All of this musical theatre work opened up to me – including my Broadway debut – as I turned 50. I got the jobs through pure persistence. I knocked on doors for years and was super-prepared when opportunity knocked back. My advice is simple: always play your best on every gig because you never know when someone who could change your life is listening to you. The contractor John Miller actually heard me perform at a reading of a show many years ago and he remembered me when my name kept coming up for the Donna Summer show.

I’ve always been a musical chamelon. I’ve played for big-name artists like Andy Williams, the Lennon Sisters, Petula Clark, Debby Boone, Glen Campbell, Ann-Margret and others. I’ve been on the road forever, and now my work in NYC is picking up. I play all kinds of different musical styles, which is required now for the Broadway scene. And I always make sure to learn styles as authentically as I can.

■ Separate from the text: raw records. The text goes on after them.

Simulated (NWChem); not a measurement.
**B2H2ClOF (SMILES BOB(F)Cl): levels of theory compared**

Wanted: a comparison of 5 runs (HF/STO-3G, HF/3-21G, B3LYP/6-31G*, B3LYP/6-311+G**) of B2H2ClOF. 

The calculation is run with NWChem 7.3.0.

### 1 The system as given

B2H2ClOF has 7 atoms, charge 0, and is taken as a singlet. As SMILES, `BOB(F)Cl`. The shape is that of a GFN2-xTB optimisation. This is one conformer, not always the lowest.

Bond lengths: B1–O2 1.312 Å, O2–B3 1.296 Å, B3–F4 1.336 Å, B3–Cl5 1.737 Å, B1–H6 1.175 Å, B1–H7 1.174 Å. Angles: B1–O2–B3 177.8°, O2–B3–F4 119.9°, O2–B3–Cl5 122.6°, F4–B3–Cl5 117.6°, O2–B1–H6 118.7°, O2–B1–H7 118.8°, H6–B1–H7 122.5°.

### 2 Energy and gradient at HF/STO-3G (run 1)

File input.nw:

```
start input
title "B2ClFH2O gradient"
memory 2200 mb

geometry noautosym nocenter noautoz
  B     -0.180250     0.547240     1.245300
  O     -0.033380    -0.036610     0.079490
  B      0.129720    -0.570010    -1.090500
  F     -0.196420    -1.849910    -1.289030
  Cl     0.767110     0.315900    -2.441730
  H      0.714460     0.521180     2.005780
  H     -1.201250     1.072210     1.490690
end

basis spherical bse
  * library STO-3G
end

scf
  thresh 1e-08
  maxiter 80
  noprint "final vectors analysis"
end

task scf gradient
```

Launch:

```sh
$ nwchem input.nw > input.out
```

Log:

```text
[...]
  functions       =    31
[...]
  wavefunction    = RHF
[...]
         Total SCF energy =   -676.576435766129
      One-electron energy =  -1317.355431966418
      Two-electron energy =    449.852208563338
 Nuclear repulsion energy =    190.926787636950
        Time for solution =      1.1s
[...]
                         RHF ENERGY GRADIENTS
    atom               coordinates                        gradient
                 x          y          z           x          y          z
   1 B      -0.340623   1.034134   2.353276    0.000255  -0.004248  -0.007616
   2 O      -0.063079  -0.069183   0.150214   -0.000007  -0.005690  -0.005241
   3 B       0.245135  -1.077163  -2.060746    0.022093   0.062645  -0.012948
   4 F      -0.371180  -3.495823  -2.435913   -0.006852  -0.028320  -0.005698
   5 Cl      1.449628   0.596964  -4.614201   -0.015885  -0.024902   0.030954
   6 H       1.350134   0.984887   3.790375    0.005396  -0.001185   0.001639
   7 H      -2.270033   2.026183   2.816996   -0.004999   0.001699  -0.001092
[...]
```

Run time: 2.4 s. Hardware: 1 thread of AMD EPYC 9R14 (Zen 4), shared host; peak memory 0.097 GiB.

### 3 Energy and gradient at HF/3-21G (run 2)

As for my own background, I am the embodiment of someone of the Americas. (We are a nice mixture of everywhere!) I am from Mexico, the daughter of a Mexican father and a Peruvian mother. On my father’s side, my grandfather was from Mexico and my grandmother was from Panama and grew up in Chicago. And on my mother’s side, both my grandparents were from Peru, but my grandmother had Croatian and Italian ancestry. So I have a nice mixture of cultures all around. I was born in Germany and spent my childhood in Vienna. Then I went to Mexico for high school, then came to the U.S. to study music in my early 20s. I’ve been here ever since!

My musical theatre breakout  wouldn’t have been possible without the union. Local 802 has been nothing but helpful every step on my journey. Any time I have a question, the union is there to answer.